Storing search result for paging and sorting - c#

I've been implementing MS Search Server 2010 and so far its really good. Im doing the search queries via their web service, but due to the inconsistent results, im thinking about caching the result instead.
The site is a small intranet (500 employees), so it shouldnt be any problems, but im curious what approach you would take if it was a bigger site.
I've googled abit, but havent really come over anything specific. So, a few questions:
What other approaches are there? And why are they better?
How much does it cost to store a dataview of 400-500 rows? What sizes are feasible?
Other points you should take into consideration.
Any input is welcome :)

You need to employ many techniques to pull this off successfully.
First, you need some sort of persistence layer. If you are using a plain old website, then the user's session would be the most logical layer to use. If you are using web services (meaning session-less) and just making calls through a client, well then you still need some sort of application layer (sort of a shared session) for your services. Why? This layer will be home to your database result cache.
Second, you need a way of caching your results in whatever container you are using (session or the application layer of web services). You can do this a couple of ways... If the query is something that any user can do, then a simple hash of the query will work, and you can share this stored result among other users. You probably still want some sort of GUID for the result, so that you can pass this around in your client application, but having a hash lookup from the queries to the results will be useful. If these queries are unique then you can just use the unique GUID for the query result and pass this along to the client application. This is so you can perform your caching functionality...
The caching mechanism can incorporate some sort of fixed length buffer or queue... so that old results will automatically get cleaned out/removed as new ones are added. Then, if a query comes in that is a cache miss, it will get executed normally and added to the cache.
Third, you are going to want some way to page your result object... the Iterator pattern works well here, though probably something simpler might work... like fetch X amount of results starting at point Y. However the Iterator pattern would be better as you could then remove your caching mechanism later and page directly from the database if you so desired.
Fourth, you need some sort of pre-fetch mechanism (as others suggested). You should launch a thread that will do the full search, and in your main thread just do a quick search with the top X number of items. Hopefully by the time the user tries paging, the second thread will be finished and your full result will now be in the cache. If the result isn't ready, you can just incorporate some simple loading screen logic.
This should get you some of the way... let me know if you want clarification/more details about any particular part.
I'll leave you with some more tips...
You don't want to be sending the entire result to the client app (if you are using Ajax or something like an IPhone app). Why? Well because that is a huge waste. The user likely isn't going to page through all of the results... now you just sent over 2MB of result fields for nothing.
Javascript is an awesome language but remember it is still a client side scripting language... you don't want to be slowing the user experience down too much by sending massive amounts of data for your Ajax client to handle. Just send the prefetched result your client and additional page results as the user pages.
Abstraction abstraction abstraction... you want to abstract away the cache, the querying, the paging, the prefetching... as much of it as you can. Why? Well lets say you want to switch databases or you want to page directly from the database instead of using a result object in cache... well if you do it right this is much easier to change later on. Also, if using web services, many many other applications can make use of this logic later on.
Now, I probably suggested an over-engineered solution for what you need :). But, if you can pull this off using all the right techniques, you will learn a ton and have a very good base in case you want to extend functionality or reuse this code.
Let me know if you have questions.

It sounds like the slow part of the search is the full-text searching, not the result retrieval. How about caching the resulting resource record IDs? Also, since it might be true that search queries are often duplicated, store a hash of the search query, the query, and the matching resources. Then you can retrieve the next page of results by ID. Works with AJAX too.
Since it's an intranet and you may control the searched resources, you could even pre-compute a new or updated resource's match to popular queries during idle time.
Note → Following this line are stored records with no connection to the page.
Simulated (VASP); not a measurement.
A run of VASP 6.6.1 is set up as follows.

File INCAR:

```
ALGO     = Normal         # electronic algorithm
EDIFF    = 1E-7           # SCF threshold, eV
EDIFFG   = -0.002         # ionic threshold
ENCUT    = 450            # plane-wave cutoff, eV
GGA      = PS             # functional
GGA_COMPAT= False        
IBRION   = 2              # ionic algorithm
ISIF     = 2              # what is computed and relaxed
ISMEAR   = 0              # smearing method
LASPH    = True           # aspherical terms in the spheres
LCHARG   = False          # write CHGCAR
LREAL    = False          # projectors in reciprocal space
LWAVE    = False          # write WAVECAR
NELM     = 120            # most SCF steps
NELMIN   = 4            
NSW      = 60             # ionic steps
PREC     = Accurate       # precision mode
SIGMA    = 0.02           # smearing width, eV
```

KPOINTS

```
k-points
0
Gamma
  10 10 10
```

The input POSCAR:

I have to admit that I am not terribly familiar with MS Search Server so this may not apply. I have often had situations where an application had to search through hundreds of millions of records for result sets that needed to be sorted, paginated and sub-searched in a SQL Server though. Generally what I do is take a two step approach. First I grab the first "x" results which need to be displayed and send them to the browser for a quick display. Second, on another thread, I finish the full query and move the results to a temp table where they can be stored and retrieved quicker. Any given query may have thousands or tens of thousands of results but in comparison to the hundreds of millions or even billions of total records, this smaller subset can be manipulated very easily from the temp table. It also puts less stress on the other tables as queries happen. If the user needs a second page of records, or needs to sort them, or just wants a subset of the original query, this is all pulled from the temp table.
Logic then needs to be put into place to check for outdated temp tables and remove them. This is simple enough and I let the SQL Server handle that functionality. Finally logic has to be put into place for when the original query changes (significant perimeter changes) so that a new data set can be pulled and placed into a new temp table for further querying. All of this is relatively simple.
Users are so used to split second return times from places like google and this model gives me enough flexibility to actually achieve that without needing the specialized software and hardware that they use.
Hope this helps a little.

Tim's answer is a great way to handle things if you have the ability to run the initial query in a second thread and the logic (paging / sorting / filtering) to be applied to the results requires action on the server ..... otherwise ....
If you can use AJAX, a 500 row result set could be called into the page and paged or sorted on the client. This can lead to some really interesting features .... check out the datagrid solutions from jQueryUI and Dojo for inspiration!
And for really intensive features like arbitrary regex filters and drag-and-drop column re-ordering you can totally free the server.
Loading the data to the browser all at once also lets you call in supporting data (page previews etc) as the user "requests" them ....
The main issue is limiting the data you return per result to what you'll actually use for your sorts and filters.
The possibilities are endless :)

Related

server-side caching strategy for user filtered results

I have a situation at www.zipstory.com (beta) where I have n-permutations of feeds coming from the same database. For example, someone can get a feed for whatever city they are interested in and as many of these cities all together so its all sorted by most recent or most votes.
How should I cache things for each user without completely maxing out the available memory when there are thousands of users at the same time?
My only guess is don't. I could come up with a client-side caching strategy where I sort out the cities results but this way I could still cache in a one-size fits all strategy by city.
What approaches do you suggest? I'm in unfamiliar ground at this point and could use a good strategy. I noticed this website does not do that but Facebook does. They must be pulling from a pool of cached user-feeds and plucking them in client-side. Not sure, again I'm not smart enough to figure this out just yet.
In other words...
Each city has its own feed. Each user has an n-permutation of city feeds combined.
I would like to see possible solutions to this problem using c# and ASP.NET
Adding to this Febuary 28th, 2013. Here's what I did based on your comments so THANKS!...
For every user logging in, I cache their preferred city list
The top 10 post results are cached per city and stored in a Linq based object
When a user comes in and has x cities as feeds, I go through their city list loop then check if city postings are in cache, if not, I get from DB then populate the individual posting's html into cache along with other sorting elements.
I recombine the list of cities into one feed for the user and since i have some sorting elements on the linq object, i can resort them in the proper order and give back to the user
This does mean there is some CPU work everytime regardless as I have to combine city lists into a single city list but this avoids going to the database every time and everyone benefits in faster page response times. The main drawback is since I'm not doing a single query UNION on cities before, this requires a single query per city if each was not cached but each city is checked if cached or not individually so 10 queries per 10 cities would only happen if the site is a dead zone.
Judge the situation based on critical chain points.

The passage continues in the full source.